BMJ Reviews

Please click here to purchase a copy of breaking my journey by Gregory Piko.

Review of breaking my journey by Cynthia Rowe (Australia)

Australian author, Cynthia Rowe, has written a review of breaking my journey by Gregory Piko. The full review is available here and on the Australian Haiku Society website. In part, Cynthia says:

With alternately one or two haiku per page, interspersed with the occasional black and white sketch of One Tree to refer to the cover art, this is an impressive book. The poet’s gentle wisdom and acute eye for detail trigger a variety of emotions and responses. Gregory Piko’s poems are deftly crafted and make for a powerful body of work.

I had pleasure in reviewing, and can highly recommend, breaking my journey.

Review of breaking my journey by Sandra Simpson (New Zealand)

New Zealand author, Sandra Simpson, posted a review of my book, breaking my journey on her website. You can read all Sandra’s comments here. The following is an extract:

breaking my journey is the first solo collection from award-winning Australian poet Gregory Piko, and a volume I’m glad to have added to my bookcase.

For me, Greg is a poet on whom I can rely – if I see his name on a haiku, I know it will be worth reading and that a moment of beauty (whether sad, joyous or wistful) will be added to my day.

Haiku are sensual poems and poems of observation and Greg has a deft touch with the telling detail and with choosing the right word.
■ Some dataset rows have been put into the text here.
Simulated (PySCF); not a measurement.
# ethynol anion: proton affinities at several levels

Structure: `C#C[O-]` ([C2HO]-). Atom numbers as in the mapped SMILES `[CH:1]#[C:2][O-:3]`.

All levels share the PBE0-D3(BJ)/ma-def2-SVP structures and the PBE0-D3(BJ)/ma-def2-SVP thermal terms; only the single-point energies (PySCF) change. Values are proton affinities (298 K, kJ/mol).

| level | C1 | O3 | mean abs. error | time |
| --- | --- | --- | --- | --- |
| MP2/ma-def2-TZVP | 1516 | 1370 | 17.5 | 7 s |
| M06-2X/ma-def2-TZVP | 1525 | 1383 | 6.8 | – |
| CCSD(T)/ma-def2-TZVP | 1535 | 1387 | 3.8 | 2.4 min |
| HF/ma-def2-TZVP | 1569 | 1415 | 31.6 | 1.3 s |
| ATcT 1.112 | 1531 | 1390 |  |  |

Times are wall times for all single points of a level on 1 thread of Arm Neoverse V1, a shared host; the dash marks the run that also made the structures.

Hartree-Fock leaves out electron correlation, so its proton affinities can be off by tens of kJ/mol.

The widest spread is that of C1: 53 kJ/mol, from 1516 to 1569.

Kokako reviews breaking my journey (New Zealand)

Patricia Prime is co-editor of the New Zealand journal, Kokako. Issue 35 (2021) of Kokako included a review by Patricia Prime of my book, breaking my journey. Here is some of what Patricia said:

These poems are compelling – bright, colourful and addictive. They have their own heightened reality and identity. Over the years, Piko’s work has become more brightly coloured and individualistic. breaking my journey is more than an attractive haiku book. It is a tribute to Piko’s achievement as a poet who is intimate with the natural world in a format that compliments his ideas.

Presence reviews breaking my journey (United Kingdom)

The respected British journal Presence (#71, November 2021) included a review written by English poet, Julie Mellor. In part, Julie said:

One of the most important themes seems to be that of a writer moving towards old age. In the face of death, there is a need to pause, to take stock:

breaking
my journey
this pine

snowy owl
I’ll leave this world
alone

The collection intersperses a couple of haibun and haiku sequences, but for me it’s the individual haiku, particularly the ones that convey a sense of time passing, which have the deepest resonance:

grandpa’s window
we touch raindrops
from the other side

a crow at dusk
ink sinks deeper
into the page

Ultimately, it was these poems that stayed with me long after I had finished the book.

Modern Haiku reviews breaking my journey (USA)

Established in 1969, Modern Haiku is one of the world’s longest running, most well regarded, English-language haiku journals. Reviewer, Michele Root-Bernstein, had this to say about breaking my journey in Volume 52.2 (Summer 2021) of Modern Haiku:

Gregory Piko presents some one hundred haiku that radiate with sensual appreciation for the prime of life. There are joys here, as well as shadows, and still so much remains to be fully lived. With Piko as our guide we feel again how imperative it is to “learn again to be a child”, “warm to a stranger”, “straighten the Southern Cross”, make love, make poems, dwell.

Each finely observed moment has us remembering our own “butterfly, still safe / under his steel pin”.

Frogpond reviews breaking my journey (USA)

Frogpond is the journal of the Haiku Society of America. Volume 44.2 (2021) included a review by Laurie D. Morrissey of breaking my journey. Among other things, Laurie noted:

The collection is enhanced by Piko’s use of the honkadori technique. Haiku Commentary Online’s Haikai Glossary defines honkadori as “…a poem alluding to another poem. They are commonly written out of respect and are nods to carrying on a tradition of themes.” Piko’s haibun “Near a Station of the Metro” refers to Ezra Pound’s famous one-image poem. In his end notes, Piko explains that one haiku relates to Gabriel Garcia Marquez’s novel, One Hundred Years of Solitude, and others relate to poems by Matsuo Bashō, William Carlos Williams, and Cor van den Heuvel.